- Directive takes effect in July
- Impact on U.S. firms raising funds in EU
- ‘Passport’ could benefit Europeans
According to the law firm SJ Berwin, for many managers preparing for the implementation of the directive, a main concern has been how (and by how much) they will need to change their remuneration practices in order to comply with principles set out in the directive itself—provisions which were largely copied across from rules initially written to curb banking bonuses.
The U.S. law firm Weil, Gotshal & Manges recently put out an alert discussing how the AIFM Directive will impact U.S. buyout firms looking to raise money in Europe, recommending that for those investment advisers planning a marketing campaign there could be significant advantages in completing (or at least in planning and possibly commencing) marketing for their next fundraising prior to July 22.

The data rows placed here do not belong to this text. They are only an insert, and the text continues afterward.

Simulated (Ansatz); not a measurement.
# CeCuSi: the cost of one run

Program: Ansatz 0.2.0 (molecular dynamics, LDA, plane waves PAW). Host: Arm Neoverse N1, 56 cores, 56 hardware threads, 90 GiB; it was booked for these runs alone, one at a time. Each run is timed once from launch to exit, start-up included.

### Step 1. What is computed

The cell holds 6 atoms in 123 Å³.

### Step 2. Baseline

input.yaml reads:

“If a U.S.-based fund manager can finish marketing a fund before 22 July, there will be some advantages—mainly because funds marketed in the EU after July will have some disclosure and ongoing reporting requirements under the directive,” said Simon Witney, a partner at SJ Berwin and the chairman of the European Venture Capital Association’s tax, legal and regulatory committee.
As long as the United States enters into a cooperation agreement by July, U.S.-based fund managers should be able to market their funds to European LPs, although some countries may make marketing harder for funds that are not authorized under the directive, Witney said.
U.S.-based managers shouldn’t be barred from marketing in Europe, but they won’t have immediate access to the pan European marketing passport, which will make fundraising easier for European fund managers once the passports are authorized under the directive.
Shawn Atkinson, a partner in the London office of law firm Edwards Wildman and a member of its international private equity and venture capital team, works mainly with UK offshore and U.S.-managed funds and says that he has not yet seen any noticeable change in the approach to fundraising, given the fact that the applicable regulatory changes have still not been defined.
One of the firm’s fund clients is now in fundraising mode, but as one of a very select group of elite private funds, regulatory change (including AIFM) has had no impact on fundraising, he said. “It has put an extra burden on compliance and therefore made legal teams (both in house and external) more important, but we certainly haven’t seen anyone racing to raise funds in advance of the looming deadlines.”
The bigger issue, he says, is timing of fundraising generally—and that is about the commercial investment decision rather than any increase in compliance burden.
The proof, as they say, will be in the pudding when the directive is implemented in July.
Angela Sormani is a special correspondent for Buyouts in London.